Greenplum
This page will guide you through the setup of Greenplum in K using the direct connect method.
Integration details
Scope | Included | Comments |
---|---|---|
Metadata | YES |
|
Lineage | YES |
|
Usage | No |
|
Sensitive Data Scanner | No |
|
Step 1) Establish Greenplum Access
You will need to create a user <kada user> for the K Platform.
Generally all users should have access to the pg_catalog tables on Database creation for Greenplum.
In the event the user doesn’t have access, explicit grants will need to be done per new Database in Greenplum to the <kada user>.
GRANT USAGE ON SCHEMA pg_catalog TO <kada user>;
GRANT SELECT ON ALL TABLES IN SCHEMA pg_catalog TO <kada user>;
The user used for the extraction must also be able to connect to the the databases needed for extraction.
PG Tables
The user must have access to these pg_catalog tables per applicable database in Greenplum
pg_class
pg_namespace
pg_proc
pg_database
pg_language
pg_type
pg_collation
pg_depend
pg_sequence
pg_constraint
pg_authid
pg_auth_members
Databases
The user must also be able to connect to all databases that you want onboarded.
Step 2) Connecting K to Greenplum
Select Platform Settings in the side bar
In the pop-out side panel, under Integrations click on Sources
Click Add Source and select Greenplum
Select Direct Connect and add your Greenplum details and click Next
Fill in the Source Settings and click Next
Name: The name you wish to give your Greenplum Instance in K
Host: Add your Greenplum host (found in your Greenplum URL)
Omit the https:// from the UR
Add the Connection details and click Save & Next when connection is successful
Host: Use the same details you previously added in the Host setting
Username: Add the Greenplum user name you created in Step 1
Password: Add the Greenplum user password you created in Step 1
Test your connection and click Save
Select the Databases you wish to load into K and click Finish Setup
All databases will be listed. If you have a lot of databases this may take a few seconds to load
Return to the Sources page and locate the new Greenplum source that you loaded
Click on the clock icon to select Edit Schedule and set your preferred schedule for the Snowflake load
Note that scheduling a source can take up to 15 minutes to propagate the change.

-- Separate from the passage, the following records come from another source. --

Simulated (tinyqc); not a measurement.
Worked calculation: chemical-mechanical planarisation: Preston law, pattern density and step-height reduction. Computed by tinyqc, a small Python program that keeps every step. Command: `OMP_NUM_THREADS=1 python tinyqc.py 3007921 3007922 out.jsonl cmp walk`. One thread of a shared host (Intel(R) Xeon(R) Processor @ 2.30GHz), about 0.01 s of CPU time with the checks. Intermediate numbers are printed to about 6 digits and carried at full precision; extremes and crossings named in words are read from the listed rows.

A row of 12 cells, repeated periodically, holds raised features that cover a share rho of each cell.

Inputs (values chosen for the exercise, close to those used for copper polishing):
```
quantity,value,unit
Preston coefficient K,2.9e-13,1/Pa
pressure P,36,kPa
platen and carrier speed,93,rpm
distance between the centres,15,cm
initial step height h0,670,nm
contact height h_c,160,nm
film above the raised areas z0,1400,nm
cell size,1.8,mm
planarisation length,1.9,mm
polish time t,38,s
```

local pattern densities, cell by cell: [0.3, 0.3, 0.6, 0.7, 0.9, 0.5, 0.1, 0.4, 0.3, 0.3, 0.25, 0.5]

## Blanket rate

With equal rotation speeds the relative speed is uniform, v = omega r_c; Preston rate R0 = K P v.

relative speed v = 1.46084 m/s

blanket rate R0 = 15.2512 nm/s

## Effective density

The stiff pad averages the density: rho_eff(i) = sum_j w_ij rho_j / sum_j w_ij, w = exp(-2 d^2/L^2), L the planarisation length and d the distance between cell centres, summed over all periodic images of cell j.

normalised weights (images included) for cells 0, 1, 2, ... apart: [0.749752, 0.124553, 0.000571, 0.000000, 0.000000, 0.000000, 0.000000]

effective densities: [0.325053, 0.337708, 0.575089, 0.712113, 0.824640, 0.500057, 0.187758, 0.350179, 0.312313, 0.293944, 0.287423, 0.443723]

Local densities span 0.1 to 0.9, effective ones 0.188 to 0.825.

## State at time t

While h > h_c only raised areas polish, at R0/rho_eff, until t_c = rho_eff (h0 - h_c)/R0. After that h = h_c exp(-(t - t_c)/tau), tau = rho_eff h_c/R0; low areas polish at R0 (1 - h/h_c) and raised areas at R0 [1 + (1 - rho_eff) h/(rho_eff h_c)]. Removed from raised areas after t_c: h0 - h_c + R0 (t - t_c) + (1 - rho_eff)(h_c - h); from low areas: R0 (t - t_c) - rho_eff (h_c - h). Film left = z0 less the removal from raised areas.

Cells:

Step 3) Manually run an ad hoc load to test Greenplum setup
Next to your new Source, click on the Run manual load icon
Confirm how your want the source to be loaded
After the source load is triggered, a pop up bar will appear taking you to the Monitor tab in the Batch Manager page. This is the usual page you visit to view the progress of source loads
A manual source load will also require a manual run of
DAILY
GATHER_METRICS_AND_STATS
To load all metrics and indexes with the manually loaded metadata. These can be found in the Batch Manager page
Troubleshooting failed loads
If the job failed at the extraction step
Check the error. Contact KADA Support if required.
Rerun the source job
If the job failed at the load step, the landing folder failed directory will contain the file with issues.
Find the bad record and fix the file
Rerun the source job